The existing station in events mode can already move something like 48,000pp/h? The metro will then almost treble that capacity with its 40,000pp/h per direction at full 30TPH.

So in the near future the heavy rail capacity (not even counting future Parra LR) at Olympic Park for events will be 48,000 + 80,000 - other users of metro = 100,000pp/h at least. ANZ Stadium only holds 83,000 spectators, set to be reduced to 70,000 by the time this line is constructed. Even with concurrent events, the existing station and a wide island platform metro station will be more than adequate for many decades; especially if they're ever augmented even further with a north-south metro in the distant future.

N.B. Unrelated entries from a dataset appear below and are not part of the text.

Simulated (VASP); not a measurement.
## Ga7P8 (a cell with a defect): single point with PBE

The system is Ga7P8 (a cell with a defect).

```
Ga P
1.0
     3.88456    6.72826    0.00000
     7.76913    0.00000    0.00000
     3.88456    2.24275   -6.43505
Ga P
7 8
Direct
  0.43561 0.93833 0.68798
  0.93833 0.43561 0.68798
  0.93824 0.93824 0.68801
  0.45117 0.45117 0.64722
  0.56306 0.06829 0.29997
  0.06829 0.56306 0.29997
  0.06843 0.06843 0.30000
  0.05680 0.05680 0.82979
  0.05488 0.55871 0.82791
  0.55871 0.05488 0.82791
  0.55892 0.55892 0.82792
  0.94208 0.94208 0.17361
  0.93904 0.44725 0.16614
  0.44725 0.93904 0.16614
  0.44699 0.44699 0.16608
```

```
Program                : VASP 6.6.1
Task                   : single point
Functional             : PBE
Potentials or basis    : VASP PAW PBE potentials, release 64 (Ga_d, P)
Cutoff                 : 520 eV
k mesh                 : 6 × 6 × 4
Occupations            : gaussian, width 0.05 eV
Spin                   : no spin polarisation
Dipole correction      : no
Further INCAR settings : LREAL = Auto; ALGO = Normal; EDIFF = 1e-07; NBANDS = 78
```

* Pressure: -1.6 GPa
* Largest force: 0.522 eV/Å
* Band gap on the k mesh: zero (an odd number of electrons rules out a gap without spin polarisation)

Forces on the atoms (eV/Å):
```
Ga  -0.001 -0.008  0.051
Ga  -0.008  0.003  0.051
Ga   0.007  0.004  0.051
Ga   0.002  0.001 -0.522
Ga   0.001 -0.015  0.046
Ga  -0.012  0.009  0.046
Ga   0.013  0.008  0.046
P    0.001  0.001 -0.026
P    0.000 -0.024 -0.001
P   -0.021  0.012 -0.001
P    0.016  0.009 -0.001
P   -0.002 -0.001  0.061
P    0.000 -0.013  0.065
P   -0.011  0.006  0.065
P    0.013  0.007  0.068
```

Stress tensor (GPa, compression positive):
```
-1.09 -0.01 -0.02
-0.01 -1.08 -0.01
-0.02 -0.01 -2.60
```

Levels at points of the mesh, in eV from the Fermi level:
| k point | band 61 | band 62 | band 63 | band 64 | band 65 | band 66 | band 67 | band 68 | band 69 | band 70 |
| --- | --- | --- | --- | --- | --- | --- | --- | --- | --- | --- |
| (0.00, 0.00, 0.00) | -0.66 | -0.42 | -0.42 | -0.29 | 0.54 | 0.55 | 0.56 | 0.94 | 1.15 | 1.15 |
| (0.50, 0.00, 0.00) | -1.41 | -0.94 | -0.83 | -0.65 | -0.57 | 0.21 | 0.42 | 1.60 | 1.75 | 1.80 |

I think it's a waste of money to construct or even future proof for any specific events infrastructure for the metro. What really matters is ensuring there's 4 doors per carriage side to sweep platforms in seconds, especially if there's only to be one or two CBD stations.
Because interchanging at Lidcombe is nuts?

Don't forget SOP is now tranforming itself into a business + residential hub. Opal Tower saga aside, the Carter St precinct means Olympic Park Station in the way it operates, and how the West lines are at saturation, will simply be its own Carlingford Line style (albeit frequent) service - shuttles to Lidcombe even if there is patronage to warrant direct services.

It's also affording places like The Bays, Five Dock, Burwood North and Nth Strathfield a direct link to SOP. Adding more 525/526s from Strathfield isn't really viable from those catchments either.

It will also be able to relieve Rhodes as the interchange station for Wentworth Point customers travelling to the City, and also into Parramatta.